Leonardo was a pacifist, but the exhibition notes drily observe that his wealthy patrons “had more use for military machines than for paintings.”
So he designed and built weapons, including an armoured vehicle that would roll around the battlefield firing in all directions, 400 years before tanks debuted in the First World War. He built a “Three-Registered Gun-Machine,” that arguably was the first machine gun. He designed a horrifying chariot that had four large, rotating scythes that would slice and dice the enemy like tomatoes in a food processor, and a giant crossbow like the one Cersei used to try to shoot down dragons on Game of Thrones.

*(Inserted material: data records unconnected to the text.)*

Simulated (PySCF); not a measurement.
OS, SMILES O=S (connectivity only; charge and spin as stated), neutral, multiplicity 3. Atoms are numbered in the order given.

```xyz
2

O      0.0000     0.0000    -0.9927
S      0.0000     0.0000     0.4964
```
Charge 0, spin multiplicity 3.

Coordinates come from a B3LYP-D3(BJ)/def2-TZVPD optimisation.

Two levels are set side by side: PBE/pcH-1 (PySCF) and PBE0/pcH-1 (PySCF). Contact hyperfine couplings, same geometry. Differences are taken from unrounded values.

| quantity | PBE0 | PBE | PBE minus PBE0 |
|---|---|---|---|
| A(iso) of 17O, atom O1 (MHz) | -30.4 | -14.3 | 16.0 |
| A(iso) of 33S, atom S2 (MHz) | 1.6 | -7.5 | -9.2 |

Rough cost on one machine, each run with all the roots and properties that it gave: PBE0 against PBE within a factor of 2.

He also built musical instruments, such as a “portable piano” and a “mechanical drum” that beat rhythms so complex they would fool the enemy into “believing that the approaching army was far greater in size than it actually was,” an effect that wouldn’t be repeated until a half-millennium later when rock and roll gave us Keith Moon.
It wasn’t all military work. The Milanese did commission him to paint The Last Supper, another painting that practically defines the medium for many people to this day.
Leonardo also — and this is where you shake your head and suggest that I’m making all this up — designed dresses. The duke liked a lavish party, and Leonardo designed the costumes and masks. Then he built a spotlight projector to project images as background in the theatre. In one gallery, where large screens scroll images of Leonardo’s drawings and such, I half expected to read that he’d written the accompanying music (until I recognized some Vivaldi.)
Then there’s the Mona Lisa, which gets a large section of its own and testifies to the statement that, “Leonardo was a perfectionist who continually made notes about his artistic technique and repeatedly revised and retouched his paintings.”
Photography and other modern technologies were used to separate the layers of the portrait, and the revelations are spectacular. That face and enigmatic smile are much changed by time and restorations from what Leonardo created, and the portrait is actually the fourth that he painted on the same board, one over the other.
Leonardo Da Vinci: 500 Years of Genius is thrillingly inspiring. There’s so much to see that I almost didn’t notice the Leonardo aphorisms stencilled on the walls — for example, “People of accomplishment rarely sat back and let things happen to them. They went out and happened to things,” or “Simplicity is the ultimate sophistication.” The exhibition runs until Sept. 2.
Leonardo, master of the motivational poster. Was there anything he couldn’t do?